Books

Has postmodernism destroyed journalism and more?

culture-crash-cover.jpgLos Angeles journalist Scott Timberg's new book about the pressures on journalism, journalists and the creative class more generally is out. Since it deals with the news business, the Columbia Journalism Review reviewed "Culture Crash: The Killing of the Creative Class." The book grew from Timberg's experiences after his 2008 layoff as an arts and culture writer for the Los Angeles Times, during the worst days of the Tribune era at the paper. If you don't remember how crazy those days were at the LAT, you might almost not believe it.

Timberg saw in the economic troubles he and many like him endured a great upheaval in society. Except from the CJR review:

According to Timberg, America’s entire creative class—a group he defines as embracing everyone from rock musicians and architects to bookstore clerks—is under assault. In his view, the slow death of print, our obsession, is just one manifestation of a much broader and more troubling crisis.


Expanding on stories that Timberg wrote for Salon, Culture Crash is not just a cri de coeur for an endangered set of jobs and institutions. It also is an audacious, if undeniably speculative, effort to detail the causes of these cultural tremors, and to point the way toward possible solutions.

The roots of the problem, Timberg argues, lie deeper than the latest economic downturn or technological upheaval. “Though highlighted and exacerbated by the Great Recession, these shifts started earlier and almost certainly will extend for years into the future,” he writes. “The arrival of the internet and the iPhone, while crucial, are not the only forces at work here.” Casting a wider net, Timberg implicates such factors as the rise of postmodernism, the (possibly related) devaluing of the arts and humanities, and an unforgiving winner-take-all marketplace.

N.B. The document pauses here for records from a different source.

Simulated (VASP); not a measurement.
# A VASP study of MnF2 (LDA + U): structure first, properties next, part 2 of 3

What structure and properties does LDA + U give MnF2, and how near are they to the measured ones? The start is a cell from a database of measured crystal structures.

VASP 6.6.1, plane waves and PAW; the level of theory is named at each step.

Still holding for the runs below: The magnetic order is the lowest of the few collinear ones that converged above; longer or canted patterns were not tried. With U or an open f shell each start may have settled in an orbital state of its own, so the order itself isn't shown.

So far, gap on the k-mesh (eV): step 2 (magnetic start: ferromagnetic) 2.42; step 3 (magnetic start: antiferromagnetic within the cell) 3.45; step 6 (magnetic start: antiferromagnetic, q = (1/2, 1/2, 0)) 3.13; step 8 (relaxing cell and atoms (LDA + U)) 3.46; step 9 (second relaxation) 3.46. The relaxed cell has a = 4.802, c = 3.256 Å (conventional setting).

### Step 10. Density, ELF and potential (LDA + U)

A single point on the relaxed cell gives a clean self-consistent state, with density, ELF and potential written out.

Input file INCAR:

Culture Crash is an ambitious manifesto on two fronts. First, Timberg yokes together a raft of developments—some clearly parallel, others less obviously related: the struggles of the music industry to counter bootlegging and cut-rate streaming; the burgeoning of the freelance sector (and its simultaneous impoverishment); the pressures on journalism and book publishing; shifting emphases in higher education.

Second, he links these phenomena to what he sees as a decades-long attack—some of it fueled, ironically enough, by the creative class itself—on “middlebrow” culture.

CJR's writer in the end isn't fully convinced, but the book sounds interesting.